# Common Distributions and Central Limit Theorem

#### DATA 1010
#### 27 September 2019

---

## Problem 1

The **geometric distribution** with parameter $p \in (0,1]$ is the distribution of the index of the first success in a sequence of independent Bernoulli trials.
 
Find the probability mass function of the geometric distribution.

*Solution.*

---

## Problem 2

Use Monte Carlo to approximate the mean and variance of the geometric distribution with parameter $p = 1/3$.

In [None]:
using Distributions
rand(Geometric(1/3),100_000)

---

## Problem 3

* Find the expected value of $S$, where $S$ is a sum of 1000
    independent Bernoulli random variables with success probability
    $p = \frac{3}{1000}$.  
* Find the probability mass function of $S$. 
    Hint: find an expression representing the probability mass at each
    $k$ from 0 to 1000, and then use Julia to evaluate it. You will
    need to define `n = big(1000)` and `p = big(3)/1000`
    because arbitrary precision arithmetic is required to avoid
    overflow issues.  
* Compare your results to the probability mass function $m(k) =
    \frac{3^k}{k!}e^{-3}$ defined on $\{0,1,2,\ldots\}$. 


*Solution.*

---

## Problem 4

Suppose that the number of typos on a page is a Poisson random
  variable with mean $\lambda = \frac{1}{3}$.
  
(i) Provide an explanation for why the Poisson distribution might
    be a good approximation for the distribution of typos on a page.  
(ii) Find the probability that a particular page is typo-free. 



*Solution.* 

---

## Problem 5

The covariance of two random variables $X$ and $Y$ is defined to be $\operatorname{Cov}(X,Y) = \mathbb{E}[(X-\mathbb{E}(X))(Y-\mathbb{E}(Y))]$. 

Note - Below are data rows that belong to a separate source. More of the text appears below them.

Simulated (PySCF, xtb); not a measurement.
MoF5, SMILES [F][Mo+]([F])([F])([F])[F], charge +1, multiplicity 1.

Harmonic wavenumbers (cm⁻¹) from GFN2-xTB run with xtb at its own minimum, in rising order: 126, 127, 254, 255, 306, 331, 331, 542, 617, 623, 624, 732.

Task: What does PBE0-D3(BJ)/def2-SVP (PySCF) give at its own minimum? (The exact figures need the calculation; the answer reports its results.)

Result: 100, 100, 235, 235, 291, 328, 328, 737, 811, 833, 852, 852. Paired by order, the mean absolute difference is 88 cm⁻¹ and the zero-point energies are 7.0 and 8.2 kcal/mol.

(a) Does mass in the joint distribution of $X$ and $Y$ count positively toward the covariance of $X$ and $Y$ when it is above and to the right (northeast) of the centroid $(\mathbb{E}(X), \mathbb{E}(Y))$? What about northwest, southwest, and southeast? 

(b) Write code to sample from a distribution on two random variables $X$ and $Y$ with positive covariance. Approximate the above expression using Monte Carlo and check that it is indeed positive.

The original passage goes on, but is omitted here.